Tag Archives: sorrow

*This, is gonna get mushy*


I am crying, tears of the unbelievable.

I live in the idea that 90% of humans are evil and mean pieces of crap. That idea, my friends, has been over hauled. I no longer think that, because of the wonder giving heart of Jenny The Bloggess. I read Jenny’s Blog like it’s my crack, she can make me laugh when I need the pickup she can make me melt (read about the Traveling Red Dress), she is an amazing writer and an amazing person. With this said, She decided to give back this Christmas differently then she usually does, with this idea: Donating gift cards from the money she made from James Garfield Christmas Cards, this got others involved and more donations came in, more people in need posted, and it just kept going ( go read this now, just click the links!!!).

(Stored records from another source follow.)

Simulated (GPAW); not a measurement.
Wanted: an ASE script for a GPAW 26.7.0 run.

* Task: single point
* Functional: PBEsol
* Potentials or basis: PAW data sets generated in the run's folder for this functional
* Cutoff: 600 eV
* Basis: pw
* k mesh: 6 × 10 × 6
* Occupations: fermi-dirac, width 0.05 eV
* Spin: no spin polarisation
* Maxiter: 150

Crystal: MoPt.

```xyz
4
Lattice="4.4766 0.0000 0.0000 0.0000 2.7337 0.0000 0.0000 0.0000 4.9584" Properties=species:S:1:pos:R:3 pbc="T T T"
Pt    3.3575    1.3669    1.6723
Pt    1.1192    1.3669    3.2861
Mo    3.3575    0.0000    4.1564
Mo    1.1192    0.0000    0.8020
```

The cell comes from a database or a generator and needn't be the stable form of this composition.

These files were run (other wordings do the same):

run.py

I am so moved, my heart feels less broken, and trust me this year has been awful, for me, my friends and my family! I have lost seven people that I love .This year, seven people have passed and I wasn’t ready for any of them to leave, we never are ready for that. The hole that I have grew so large over this year alone; I could have jumped through it with an elephant.

After Tonto passed, going to his celebration of life, helped heal that hole a bit, there were so many people there that loved him and wanted to help donated what they could to help with his cremation and to donated to the hospice center. I was moved and amazed to see that love just pour over everything there. Then Jenny happened.

Not only with all the love that was written all over her blog but the pureness of it all has made me feel like, there is a reason to keep going, make new friends, even if I could lose them too, because trust me after this year, the Last thing I wanted to do was get close to anyone else, I just couldn’t take more pain. I now am looking at things different, I am seeing the joy and love, I have been shutting out.

My Christmas spirit is now flickering back on as well. I have hated Christmas for a very long time, not that all my Christmas’s were bad growing up, I just had the worst ex-step sister and blah blah blah, she is/was a bitch and had to ruin everything (thanks for that Bre). I held on to that feeling and my Christmas spirit only sparked back up when I could see the joy in my son’s eyes about Christmas, HE made it magical and wonderful for me again, and then the flame would die back out till next year when his eyes would light up again. Now, Thanks to Jenny and all of her “minions” that spark is a flame, not a huge, everything is perfect flame, but my eyes have been opened and the past has been let go, and all I can say to this is Thank You.

I am so grateful, amazed, and in love with all of you. The words I write do not do justice to the feelings I feel, feelings that I know how to deal with! So, I end this mushy, and tear filled post with this:

As we express our gratitude, we must never forget that the highest appreciation is not to utter words, but to live by them.  ~John Fitzgerald Kennedy

Shower the People You Love with Love by James Taylor

You all have inspired me to Change things about me that I thought were set in stone, thanks for the jack hammer!